Create high level python query framework

The AiiDA project exposes a high level python API for the scientists to ask question about the results of the calculations. On a lower level these queries are executed in either SQL queries or through the MongoDB query engine.

A big data query engine framework needs to be chosen (MapReduce, Pig, Hive, Spark...) which will allow to answer the same questions (or even more) in an efficient way and the same higher level python API as the current implementation needs to be supported.

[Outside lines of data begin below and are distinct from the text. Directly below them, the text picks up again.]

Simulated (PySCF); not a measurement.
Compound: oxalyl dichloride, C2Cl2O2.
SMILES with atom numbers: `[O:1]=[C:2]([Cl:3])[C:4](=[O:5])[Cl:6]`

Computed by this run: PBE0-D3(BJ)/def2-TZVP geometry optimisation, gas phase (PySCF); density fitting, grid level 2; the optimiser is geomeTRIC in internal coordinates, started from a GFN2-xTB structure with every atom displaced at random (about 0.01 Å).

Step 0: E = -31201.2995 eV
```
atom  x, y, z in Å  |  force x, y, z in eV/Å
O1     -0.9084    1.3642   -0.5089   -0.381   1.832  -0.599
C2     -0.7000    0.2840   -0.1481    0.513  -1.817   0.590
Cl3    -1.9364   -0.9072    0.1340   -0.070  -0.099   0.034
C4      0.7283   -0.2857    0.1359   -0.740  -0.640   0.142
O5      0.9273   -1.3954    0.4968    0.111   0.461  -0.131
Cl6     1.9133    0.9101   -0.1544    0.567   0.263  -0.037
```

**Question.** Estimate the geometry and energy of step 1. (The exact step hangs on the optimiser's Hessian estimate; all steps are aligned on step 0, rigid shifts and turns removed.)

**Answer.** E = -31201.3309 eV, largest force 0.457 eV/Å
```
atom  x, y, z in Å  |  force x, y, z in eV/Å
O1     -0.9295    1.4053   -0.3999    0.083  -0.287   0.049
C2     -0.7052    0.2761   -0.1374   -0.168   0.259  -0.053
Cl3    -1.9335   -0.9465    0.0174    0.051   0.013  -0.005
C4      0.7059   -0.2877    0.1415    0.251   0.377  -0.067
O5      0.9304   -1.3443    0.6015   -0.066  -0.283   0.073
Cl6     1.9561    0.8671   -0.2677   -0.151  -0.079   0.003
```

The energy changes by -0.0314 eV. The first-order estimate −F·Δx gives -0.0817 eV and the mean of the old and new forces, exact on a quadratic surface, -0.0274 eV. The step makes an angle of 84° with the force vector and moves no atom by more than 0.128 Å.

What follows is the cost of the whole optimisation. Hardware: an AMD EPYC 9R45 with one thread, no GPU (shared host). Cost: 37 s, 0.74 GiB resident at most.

Another improvement could be to find a way to remember sub computations (for instance hash of input and operations and store the output) to be able to not recompute them if another computation requires them or if a part of a computation fails.

 

Initial state:

Currently, the AiiDA project has two defined ways of querying the database. The first one is the Django ORM. It is intended to people with knowledge of the underlying database and the schemas (typically, the project's developers). The other one is the Query Tool. It is an abstraction over the Django ORM and the inner workings of AiiDA' storage mechanism. It works by adding filters on the attributes of the Node before querying the Database.

Milestones:

Milestone 1: Have a working development environment. Port the Query Tool to work with SparkSQL. Further define with the AiiDA project's team the querying needs.

Milestone 2: Develop a simpler version of the Django ORM to work with SparkSQL. The aim of this milestone is to provide a complete enough implementation to handle most of the needs of the default AiiDA user. This milestone will be further defined depending on the discussion with the AiiDA's team.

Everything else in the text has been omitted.